Lawyer Nekibe Keljmendi, assessing the condition of the prisoners emphasized: "The situation is no longer dramatic, but apocalyptic. Not only the lives of the prisoners but also the lives of their families are in danger. They are subjected to various forms of torture and humiliation".
Lawyer Bajram Keljmendi continues: "It is characteristic that their family members are called to the police building in the late evening hours. This happened to the wife and sister-in-law of Bljerim Oloni. They were forced to listen to Oloni's screams, while he was being brutally tortured. After that they "showed" Bljerim to his wife and her sister, who suffered a shock when they saw how disfigured he was.

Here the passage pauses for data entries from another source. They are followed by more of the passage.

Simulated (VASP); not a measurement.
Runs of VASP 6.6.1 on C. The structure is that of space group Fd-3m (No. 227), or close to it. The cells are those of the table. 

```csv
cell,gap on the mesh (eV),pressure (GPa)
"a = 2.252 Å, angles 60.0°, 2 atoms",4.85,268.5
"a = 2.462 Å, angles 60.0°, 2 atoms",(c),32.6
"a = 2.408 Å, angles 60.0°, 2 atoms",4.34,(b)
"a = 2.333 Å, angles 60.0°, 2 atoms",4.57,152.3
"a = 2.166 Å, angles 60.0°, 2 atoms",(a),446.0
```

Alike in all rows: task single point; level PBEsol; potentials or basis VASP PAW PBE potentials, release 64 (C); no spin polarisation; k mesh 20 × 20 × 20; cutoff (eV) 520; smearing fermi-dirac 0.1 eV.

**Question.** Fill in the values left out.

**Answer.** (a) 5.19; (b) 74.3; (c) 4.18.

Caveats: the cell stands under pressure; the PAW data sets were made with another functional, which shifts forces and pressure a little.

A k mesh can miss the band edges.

"The same happened to my client", says Bajram Keljmendi, and continues: "My client, Avdija Mehmedovic, was taken to the investigating judge four days after he had been arrested. Since he was physically and mentally exhausted he requested that the hearing be postponed. A day later he made a statement before the investigating judge, and what happened? When I visited him two days later, continues lawyer Keljmendi, he told me that after he had given the statement, he had been systematically maltreated by the members of the Department of the Interior". However, Keljmendi says, this did not prevent the mentioned Mehmedovic from stating that "former policemen of Albanian nationality were organized within the Independent Trade Union, but not for the purpose of forming a parallel Ministry of the Interior but for monitoring the actions of members of the Pristina Security Center.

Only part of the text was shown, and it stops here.